Tarantino's screenplay otherwise closely followed Leonard's novel, incorporating elements of Tarantino's trademark humor and pacing. The screenplay was also influenced by blaxploitation films, but Tarantino stated that Jackie Brown is not a blaxploitation film.
Jackie Brown alludes to Grier's career in many ways. The film's poster resembles those of Grier's films Coffy and Foxy Brown and includes quotes from both films. The typeface for the film's opening titles was also used for those of Foxy Brown; some of the background music is lifted from these films.
The film's opening sequence is similar to that of The Graduate, in which Dustin Hoffman passes wearily through Los Angeles International Airport past white tiles to a somber "The Sound of Silence" by Simon and Garfunkel. In Jackie Brown, Grier glides by blue tiles in the same spot on a moving sidewalk in the same direction to a soaring soul music song, "Across 110th Street" by Bobby Womack, which is from the film of the same name that was a part of the blaxploitation genre, just like Foxy Brown and Coffy.
Tarantino wanted Pam Grier to play the title character. She previously read for the Pulp Fiction character Jody, but Tarantino did not believe audiences would find it plausible for Eric Stoltz to yell at her. Grier did not expect Tarantino to contact her after the success of Pulp Fiction. When she showed up to read for Jackie Brown, Tarantino had posters of her films in his office. She asked if he had put them up because she was coming to read for his film, and he responded that he was actually planning to take them down before her audition, to avoid making it look like he wanted to impress her. Several years after the release of the movie, Sylvester Stallone claimed that he turned down the role of Louis Gara.
While Jackie Brown was in production, Universal Studios was preparing to begin production on Out of Sight, directed by Steven Soderbergh and eventually starring George Clooney and Jennifer Lopez, an adaptation of a Leonard novel that also featured the character of Ray Nicolette, and waited to see who Tarantino would cast as Nicolette for Jackie Brown. Michael Keaton was hesitant to take the part of Ray Nicolette, even though Tarantino and Avary wanted him for it. Keaton subsequently agreed to play Nicolette again in Out of Sight, uncredited, appearing in one brief scene. Although the legal rights to the character were held by Miramax and Tarantino, as Jackie Brown had been produced first, Tarantino insisted that the studio not charge Universal for using the character in Out of Sight, allowing the character's appearance without Miramax receiving financial compensation.
Review aggregation website Rotten Tomatoes gives it an approval rating of 87% based on reviews from 75 critics and an average rating of 7.4/10. The site's consensus is: "Tarantino's third film, fashioned as a comeback vehicle for star Pam Grier, offers typical wit and charm—and is typically overstuffed."

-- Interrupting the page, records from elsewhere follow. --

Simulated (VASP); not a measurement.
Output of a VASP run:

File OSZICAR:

Roger Ebert rated the film as one of his favorites of 1997. Movie critic Mark Kermode for BBC Radio Five Live lists Jackie Brown as his favorite film by Quentin Tarantino. Film co-star and frequent collaborator of Quentin Tarantino, Samuel L. Jackson names the film his personal favorite of Tarantino's work.
The film grossed $39.7 million in the North American and $35.1 million in other territories for a total gross of $74.7 million, against a budget of $12 million.
The film grossed $9.2 million in its opening weekend, finishing 5th at the box office.
Grier and Jackson were nominated for Golden Globe Awards (Grier for Best Actress – Motion Picture Musical or Comedy and Jackson for Best Actor – Motion Picture Musical or Comedy). Forster was nominated for an Academy Award for Best Supporting Actor. The film was also nominated for the prestigious Grand Prix of the Belgian Syndicate of Cinema Critics. In 2008, the film was selected by Empire magazine as one of The 500 Greatest Movies of All Time, ranking in at #215.
At the 48th Berlin International Film Festival, Jackson won the Silver Bear for Best Actor award.
The soundtrack album for Jackie Brown, entitled Jackie Brown: Music from the Miramax Motion Picture, was released on December 9, 1997.
Songs by a variety of artists are heard throughout the film, including The Delfonics "La-La Means I Love You" and "Didn't I (Blow Your Mind This Time)", Bill Withers "Who Is He", The Grass Roots "Midnight Confessions", Johnny Cash "Tennessee Stud", Bloodstone "Natural High", and Foxy Brown "(Holy Matrimony) Married to the Firm". There are several songs included that were featured in Blaxploitation films as well, including Bobby Womack's "Across 110th Street", from the film of the same name, and Pam Grier's "Long Time Woman", from her 1971 film The Big Doll House. The original soundtrack also features separate tracks with dialogue from the film. Instead of using a new film score, Tarantino incorporated Roy Ayers' funk score from the film Coffy.
A number of songs used in the film do not appear on the soundtrack, such as "Cissy Strut" (The Meters) and "Undun" (The Guess Who).
The Special Edition DVD, released by Buena Vista in 2002, includes an introduction from Tarantino, an hour-long retrospective interview, a subtitle trivia track and soundtrack chapter selection, a half-hour making-of documentary ("How It Went Down"), the entire "Chicks Who Love Guns" video as seen in the film, many deleted and alternate scenes, including an alternate opening title sequence, Siskel and Ebert's review, Jackie Brown appearances on MTV, TV spots and theatrical trailers, written reviews and articles and filmographies, and over an hour of trailers for Pam Grier and Robert Forster films dating from the 1960s onwards. The box also includes a mini-poster of the film, similar to the one above, and on the back of that, two other mini-posters—one of Grier, the other of Forster, both similar to the album cover.
Although the Special Edition DVD's back cover states that the film is presented in a 2.35:1 aspect ratio, it was actually shot with a 1.85:1 ratio, the only Tarantino-directed film to date shot in such a format with the exception of his segment in the film Four Rooms, "The Man from Hollywood".
On October 4, 2011, Miramax released Jackie Brown on Blu-ray Disc along with Pulp Fiction. The film is presented in 1080p HD in its original 1.85:1 aspect ratio with a DTS-HD Master Audio 5.1 soundtrack. The disc was the result of a new licensing deal with Miramax and Lionsgate.